Thursday, 18 July 2002

The self inflicted 'tangible employment action'



The Supreme Court's Faragher/Ellerth standard holds employers strictly liable for sexual harassment committed by their supervisory personnel, unless they can establish a two pronged affirmative defense: establishment of an effective plan to preclude sexual harassment, and the failure of the plaintiff to reasonably avail themselves of that plan. The purpose of the affirmative defense was to provide an incentive for employers to establish effective mechanisms to prevent sexual harassment and an incentive for employees to report sexual harassment, with the underlying assumption that once reported it would be corrected.



However there is an important proviso to the affirmative defense, it is unavailable if the plaintiff has suffered a 'tangible employment action'. The last four years have seen the courts struggle to define what is a 'tangible employment action.' Given the consequence, strict liability, it is not a small stakes fight. Much of the fighting has been over whether acts against those who remain employed, a lateral move, an unsatisfactory evaluation etc. are sufficient to meet the standard.

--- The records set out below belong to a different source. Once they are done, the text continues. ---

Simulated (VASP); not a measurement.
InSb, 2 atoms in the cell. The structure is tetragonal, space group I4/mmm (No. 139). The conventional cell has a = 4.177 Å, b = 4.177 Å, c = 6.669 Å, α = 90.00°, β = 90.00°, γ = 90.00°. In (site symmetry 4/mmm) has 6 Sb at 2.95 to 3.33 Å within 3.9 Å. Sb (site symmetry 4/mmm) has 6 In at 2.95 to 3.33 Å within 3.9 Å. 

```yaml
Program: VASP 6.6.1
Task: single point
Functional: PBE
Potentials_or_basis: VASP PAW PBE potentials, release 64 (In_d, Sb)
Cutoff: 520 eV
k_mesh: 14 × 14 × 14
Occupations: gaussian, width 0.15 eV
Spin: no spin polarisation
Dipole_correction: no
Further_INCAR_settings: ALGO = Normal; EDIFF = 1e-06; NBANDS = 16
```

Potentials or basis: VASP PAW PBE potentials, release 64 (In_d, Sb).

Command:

There is no question that termination is a tangible job action. However, allowing one particular form of termination, constructive discharge, to serve as a bar to the use of the affirmative defense seems contrary to the underlying incentive the Supreme Court was trying to create. Last week, the 8th Circuit with little discussion took that approach. It approved the trial court's conditioning instruction to the jury that it could not consider the affirmative defense if it found that the employee had been 'constructively discharged.' Jaros v. Lodgenet Entertainment.



Although the facts in the Jaros case do not really raise the issue since the plaintiff did in fact complain, this central question of whether or not constructive discharge will block use of the affirmative defense, seems to be a question worth considerable more scrutiny. It remains an open question in at least the 3rd Circuit, Cardenas v. Massey, 269 F.3d 251 (3d Cir. 2001) and the 7th Cir. Wolf v. Northwest Indiana Symphony Society, 250 F.3d 1136 (7th Cir. 2001).



If the 8th Circuit approach is followed, the net result is that an employee without filing a complaint, can quit, and if he or she can overcome the admittedly higher bar of showing constructive discharge, impose strict liability on an employer who had no notice of the misconduct. Perhaps the higher bar that must be met to show constructive discharge, or the underlying philosophy of the Supreme Court that strict liability is appropriate in the first place because employers are the one who control the selection and supervision of their managerial personnel, is sufficient to prevent abuse in this area. It would seem that an approach more designed to avoid 'game playing' and to bolster the incentive to report acts of harassment, would be to hold that constructive discharge, which by its definition is at least on the surface self initiated, is not a tangible employment action.